Saturday, June 7, 2014

I've been looking at some objective functions for graph based similarity between words and I came across "Graph based Unsupervised Learning of Word Similarities using Heterogeneous Feature Types" by Saluja and Navratil. This seems a simple way to express the similarity. The graph they use is bipartite between words and feature sets. Edges connect two words or two feature sets or a word and a feature set.
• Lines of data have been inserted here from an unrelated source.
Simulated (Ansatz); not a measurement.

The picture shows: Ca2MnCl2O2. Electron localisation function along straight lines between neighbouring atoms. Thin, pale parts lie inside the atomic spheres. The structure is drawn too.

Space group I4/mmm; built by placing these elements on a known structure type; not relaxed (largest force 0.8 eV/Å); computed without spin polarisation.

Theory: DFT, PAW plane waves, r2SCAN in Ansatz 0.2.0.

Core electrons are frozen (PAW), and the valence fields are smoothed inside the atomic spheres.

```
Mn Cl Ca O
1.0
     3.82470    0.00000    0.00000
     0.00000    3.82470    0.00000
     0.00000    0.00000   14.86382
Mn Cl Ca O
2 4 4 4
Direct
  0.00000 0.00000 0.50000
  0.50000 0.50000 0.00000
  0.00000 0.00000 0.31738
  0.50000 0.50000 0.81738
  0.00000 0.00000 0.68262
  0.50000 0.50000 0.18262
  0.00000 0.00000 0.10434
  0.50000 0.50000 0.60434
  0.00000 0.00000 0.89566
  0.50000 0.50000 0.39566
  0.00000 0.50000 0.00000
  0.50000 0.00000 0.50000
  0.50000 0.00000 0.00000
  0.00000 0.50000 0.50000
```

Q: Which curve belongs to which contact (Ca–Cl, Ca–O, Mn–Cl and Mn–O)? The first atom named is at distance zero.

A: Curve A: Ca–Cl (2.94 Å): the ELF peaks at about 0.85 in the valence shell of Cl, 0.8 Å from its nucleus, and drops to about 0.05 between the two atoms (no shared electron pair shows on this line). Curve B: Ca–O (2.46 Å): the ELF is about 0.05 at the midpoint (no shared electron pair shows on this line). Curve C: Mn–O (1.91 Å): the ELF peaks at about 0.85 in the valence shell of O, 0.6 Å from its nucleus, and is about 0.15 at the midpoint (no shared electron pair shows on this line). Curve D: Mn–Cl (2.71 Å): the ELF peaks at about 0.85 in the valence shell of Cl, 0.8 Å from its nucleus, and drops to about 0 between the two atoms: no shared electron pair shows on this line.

To learn the graph, the following objective function in minimized:
Omega(Wv, Wf, Wz) = a0 Sum ( Wfp fq - (Wfp fq)-initial )^2
                                   + a1 Sum over vi Sum over fp ( Zvi fp - Zvi-initial fp) ^2
                                   + a2 Sum over vi, vj Sum over fp fq  Zvi fp Zvj fq ( Wvi, vj - Wfp,fq) ^ 2
                                   + a3 Sum over vi, vj  Sum over fp, fq Wvivj WfpWfq (Zvi,fp - Zvj, fq) ^ 2
where
Wfp,fq is the current similarity between feature fp and fq
Wvi vj is the current similarity between word vi and vj
Zvi, fp is the current importance weight of feature fp for word vi
a0 to a3 are constants that add up to 1 for the relative importance of each term
The first two terms are described as minimizing the l2-norm between the initial and the current values of Wfp,fq and Zvi, fp
The third term minimizes the similarity between the words vi and j and the features fp and fq
The fourth term minimizes the similarity between the importance weights in proportion to the similarities
As you can see the terms are progressive and enable smoothing over the two graphs.
But can we express this with a different equation that enables Laplacian smoothing and matrices
The Laplacian matrix sometimes called the admittance matrix or Kirchoff matrix of a graph G which is undirected and unweighted, is an n * n symmetric matrix with one row and column for each node defined by L = D - A where  D is the degree matrix, which is the diagonal matrix formed from the vertex degrees and A is the adjacency matrix.
A normalized vector of the Laplacian matrix of a graph is implemented by
L(G) = 1 if i == j and di != 0
         = -1 / sq rt (di.dj) if i and j are adjacent
         = 0 otherwise.
The Laplacian matrix measures to what extent a graph differs at one vertex from its values at nearby vertices. 
I'm going to take a break to discuss a topic that I've been asked to look into. A python library is not able to make an SSL Connection with an application that uses libssl. The error message received is that the 'The handshake operation timed out'. This is because the server is not completing the handshake in some cases.
We first look at what all steps are involved in the TLS handshake. TLS and SSL are different in that they don't interpolate and TLS 1.0 is often referred to as SSL 3.1 but at the same time the differences are not that much in our discussion and TLS 1.0 has a way to fall back to SSL 3.0. The handshake we describe is responsible for the authentication and the key exchange necessary to establish or resume secure sessions. In establishing a secure session, the following steps are involved :
cipher suite negotiation
authentication of the server and optionally the client
session key information exchange
The first step refers to the exchange of the cipher suite that both the client and the server will be using for the duration of the session.
The second step refers to the step where the server proves its identity to the client. The client might also need to prove its identity to the server.
The third step refers to the exchange of random numbers and the selection of a special number called the Pre-Master Secret which helps in creating a Master Secret and that in turn helps create the MAC secret which is the session key used for hashing and the write key, which is the session key used for encryption.
After the initial client hello, server hello and the server hello done message, the pre-master secret is generated by the client and the master secret is generated by both the client and the server. The client sends the change cipher spec notification to the server
Cryptographic algorithms can vary. Some fall in the bucket of Federal Information Processing Standards also called FIPS standard. These can be enabled or disabled  with FIPS mode and often is used to troubleshoot SSL issues. There are dedicated libraries  designed to support cross-platform development of security enabled client and server applications with optional support for hardware SSL acceleration on the server side and smart cards on the client side. These are called Network Security Services.